Apr 10, 2013 1:34 AM by Eric Ross
If you've barreled through a red light in Pueblo, you may have received a red light camera ticket in the mail.
For years, the City of Pueblo has argued the cameras help curb bad driving habits and reduce accidents.
So just how effective is the program?
"The vast majority of the persons who receive a red light ticket don't reoffend," Sgt. Chris Noeller with the Pueblo Police Department said. "They're less likely to run the red lights at least at that intersection a second time."
In 2009, cameras were installed at two of Pueblo's most dangerous intersections.
Those intersections are:
Highway 50 and Norwood
Thatcher and Prarie
"At Highway 50 and Norwood, we've seen a reduction in accidents," traffic engineer Pepper Whitleff said. "We started a 3-year analysis prior to the camera installation and had 54 accidents. A 3-year analysis after the installation shows we've only had 34 so we've seen a good reduction in accidents at that particular location."

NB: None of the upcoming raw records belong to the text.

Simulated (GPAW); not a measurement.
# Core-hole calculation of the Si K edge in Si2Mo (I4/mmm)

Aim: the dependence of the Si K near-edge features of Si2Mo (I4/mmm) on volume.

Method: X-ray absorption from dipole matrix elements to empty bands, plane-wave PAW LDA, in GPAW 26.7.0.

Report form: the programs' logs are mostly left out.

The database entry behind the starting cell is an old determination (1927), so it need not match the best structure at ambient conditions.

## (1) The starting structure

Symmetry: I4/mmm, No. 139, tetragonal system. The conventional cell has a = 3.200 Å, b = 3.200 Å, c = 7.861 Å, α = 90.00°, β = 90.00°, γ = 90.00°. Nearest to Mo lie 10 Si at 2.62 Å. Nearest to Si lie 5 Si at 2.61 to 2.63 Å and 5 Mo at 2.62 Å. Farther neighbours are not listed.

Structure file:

At Thatcher and Prarie, questionable results surfaced. Before the program launched, there were 26 accidents. Since the cameras were installed, there have been 35.
"You have to take a look at the specific (types) of accidents occurring there," Whitleff said. "Keep in mind we only monitor one direction at that intersection and there are four approaches to the intersection. The problem that we're seeing is accidents with the westbound to southbound left turn and we're looking at ways to reduce the number of accidents occurring there."
Whitleff is adamant those accidents do not reflect the performance of the red light camera system and says more research needs to be done to improve safety at that particular location.
About 10,000 violations have been issued between 2009 and March 2012.
According to records obtained through the Colorado Open Records Act, the City of Pueblo is still waiting to collect 1,170 fines from violators as of March 6, 2013.
1,170 fines at $75 a ticket leaves the city with nearly $90,000 in unpaid fines.
"Due to the nature of the way the program is set up, there are certain criteria within the state law on what we can and can't do in regards to how the fines are collected," Sgt. Noeller said.
The Pueblo Police Department says although an actual officer isn't writing the ticket, red light fines should be treated just as important as an officer-issued citation.
Sgt. Noeller adds officers go through each red light camera case before mailing out fines.
Just like a traffic citation, if you believe you received a ticket in error, you can arrange a date to have your case heard in municipal court.
Although you can't have your car booted or towed for a red light violation, the City could submit a summons for you to appear in court or eventually turn your fine over to a collections agency.
There are talks of expanding the program but no definite plans to do so are on the table just yet.
The City's traffic engineering department is currently assessing high risk intersections to determine if and when new cameras may be warranted.
The final decision to expand the program will come from city council.